Iraq Vet wins prize for blog > book. Pentagon tries to stop it from ever happening, again.


A former American machine gunner’s memoir of a year’s tour of duty in Iraq based on his blog has just won a major accolade.


Colby Buzzell

The timing of the award is almost as striking as the writing which it honours. A former American machine gunner’s memoir of a year’s tour of duty in Iraq based on his blog has just won a major accolade at precisely the moment when the US military high command is clamping down on blogs among the rank and file.

Colby Buzzell was awarded the £5,000 Lulu Blooker prize for My War: Killing Time in Iraq, which was voted the best book of the year based on a blog. It triumphed over 110 entries from 15 countries.
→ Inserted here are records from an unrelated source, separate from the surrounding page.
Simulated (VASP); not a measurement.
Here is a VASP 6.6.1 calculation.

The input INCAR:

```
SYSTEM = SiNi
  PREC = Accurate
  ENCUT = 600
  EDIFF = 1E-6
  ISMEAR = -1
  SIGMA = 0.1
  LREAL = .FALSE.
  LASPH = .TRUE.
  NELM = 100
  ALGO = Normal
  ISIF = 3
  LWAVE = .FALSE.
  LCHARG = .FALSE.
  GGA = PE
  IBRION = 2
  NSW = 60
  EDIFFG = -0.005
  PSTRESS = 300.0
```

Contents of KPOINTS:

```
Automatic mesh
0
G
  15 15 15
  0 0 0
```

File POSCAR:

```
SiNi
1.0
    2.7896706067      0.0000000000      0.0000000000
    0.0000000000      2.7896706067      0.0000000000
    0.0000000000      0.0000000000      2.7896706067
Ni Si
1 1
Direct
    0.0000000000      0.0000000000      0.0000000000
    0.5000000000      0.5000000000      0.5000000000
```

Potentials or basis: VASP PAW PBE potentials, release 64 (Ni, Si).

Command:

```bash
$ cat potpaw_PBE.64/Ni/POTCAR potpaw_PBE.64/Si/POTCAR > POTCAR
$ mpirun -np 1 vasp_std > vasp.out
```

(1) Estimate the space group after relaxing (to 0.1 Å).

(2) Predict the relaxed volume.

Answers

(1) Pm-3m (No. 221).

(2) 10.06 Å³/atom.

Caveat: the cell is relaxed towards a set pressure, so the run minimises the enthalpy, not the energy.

The paradox of Buzzell’s victory is that it quickly follows the revelation that the Pentagon has introduced new rules restricting blogs among soldiers, fuelling speculation that live and unadorned combat writing from the field such as Buzzell’s may be the last of its kind.

The new rules require all would-be “milbloggers”, as soldier-publishers are called, to submit blog entries to supervising officers before posting them. That turns on its head the existing rules which allowed soldiers to post freely, with the onus on them to register their blogs and to alert officers to any material that might compromise security.

Yesterday the defence department went further and announced it was blocking access “worldwide” to 13 communal websites, including YouTube and MySpace from military computers and networks.

Buzzell’s book has been translated into seven languages. Pentagon policy should be translated into a landfill.